Although the BNP lost to Sheikh Hassina’s Awami League in the 1996 elections, it garnered enough votes to become the largest of the opposition parties. During this time, the BNP created alliances with various other political parties. This alliance was large enough to win a majority of the votes in the 2001 elections. For the second time, Khaleda Zia was installed as Prime Minister. In 2006, she was ranked #33 in Forbes list of the 100 Most Powerful Women.
In 2006, her term as Prime Minister expired. She again ran for political office in the 2008 elections but lost to Sheikh Hassina’s Awami League.
Megawati Sukarnoputri is the former president of Indonesia, the most populous Muslim country in the world. The daughter of Indonesia’s first president and liberation hero, Sukarno, Megawati was born into one of Indonesia’s most politically powerful families. In 1967, her father was overthrown by a military coup led by Suharto.
In 1987, Megawati joined the politically sanctioned opposition party, PDI (Indonesian Democratic Party), and was elected to the People’s Representative Council (DPR), even though her party did not fare well in the legislative elections. She became such a popular figure that she was elected to lead the PDI, representing not only the legacy of her father, but general opposition to the military government. In 1996, Suharto tried to dispose her as head of the party, but protests forced him to back down. This national incident only increased her popularity, while adding to his political downfall.
In 1998, Suharto resigned and Megawati’s PDI party won the majority of votes in the parliamentary election. She became Vice-President under Abdurrahman Wahid and then president in 2001 after Mr. Wahid was removed under corruption charges.
In 2004, she ran for re-election but was defeated by Susilo Bambang Yudhoyono. She is running for re-election in July 2009.
Nawal El Moutawakel was the first woman from a Muslim-majority country to win an Olympic gold medal, the first Moroccan to win an Olympic gold medal, and the first African woman to win an Olympic medal.
Nawal was born and raised in Casablanca, Morocco. Her talent brought her to the United States, specifically to the track team at Iowa State University. While a student, she was asked by the Moroccan track team to compete with them in the 1984 summer Olympics in Los Angeles. She competed in the inaugural 400-meter hurdles event and placed first, beating her personal best by .76 seconds and winning the gold medal. The King of Morocco at the time, Hassan II, declared that every girl born on her victory day would be named Nawal in her honor.
Since her historic win, Nawal has championed female athletes all over the world. She is a member of the International Amateur Athletic Federation (IAAF), and she was selected to be a member of the International Olympic Committee (IOC) in 1998. She was president of the selection committee for the 2012 summer games and is the first Muslim woman to be on the committee.
Since 2007, she has been the Moroccan Minister of Youth and Sports. She is also the president of Association Marocaine de Sports et Developpment (AMSD), as well as the vice-president of the Moroccan Royal Federation of Athletics.

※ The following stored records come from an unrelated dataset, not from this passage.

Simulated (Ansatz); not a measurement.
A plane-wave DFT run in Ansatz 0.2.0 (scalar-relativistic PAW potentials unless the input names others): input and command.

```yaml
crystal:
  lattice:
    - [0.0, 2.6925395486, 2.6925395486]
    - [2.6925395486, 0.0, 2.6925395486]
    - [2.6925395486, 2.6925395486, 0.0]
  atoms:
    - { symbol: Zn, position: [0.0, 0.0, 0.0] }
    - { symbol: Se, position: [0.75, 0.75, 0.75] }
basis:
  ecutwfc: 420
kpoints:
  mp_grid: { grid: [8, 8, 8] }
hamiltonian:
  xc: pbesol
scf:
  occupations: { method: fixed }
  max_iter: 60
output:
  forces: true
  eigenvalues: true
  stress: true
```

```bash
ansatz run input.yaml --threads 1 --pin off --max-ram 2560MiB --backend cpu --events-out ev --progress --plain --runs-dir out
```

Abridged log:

In 2000, Princess Haya competed in the Olympic Games in Sydney; she was the first Arab woman to be an Olympic flag bearer, representing the Jordanian delegation. She also qualified for the Olympic Games in Athens, and she was the first woman to win a Pan-Arab medal in equestrian sport. In 2006, she was elected President of the International Equestrian Federation – the first Arab to occupy this position – and is currently also a member of the International Athletes Commission at the International Olympic Committee.
Princess Haya tirelessly promotes a variety of social justice issues, from health to children’s welfare. She founded Tikyet Um Ali, an NGO strives to battle hunger within the Arab world. In July 2007, she was selected to be a Messenger of Peace with the United Nation, and until 2007 she was an ambassador with the World Food Programme (WFP). She established an educational foundation that supports promising young Jordanian and Emirati women to pursue their dreams. Princess Haya is also the founder of The International Jordanian Athletes Cultural Association, which promotes Jordanian athletes.
She is the daughter of King Hussein I of Jordan and Queen Alia al Hussein. She is married to Sheikh Mohammed bin Rashid Al Maktoum of the United Arab Emirates.
Born in 1947 to Sheikh Mujibur Rahman, who led Bangladesh to independence from Pakistan, Sheikh Hasina Wazed took an active role in politics as early as the 1960s. She acted as her father’s political liaison during his imprisonment in the late 1960s, when she was a student at the University of Dhaka.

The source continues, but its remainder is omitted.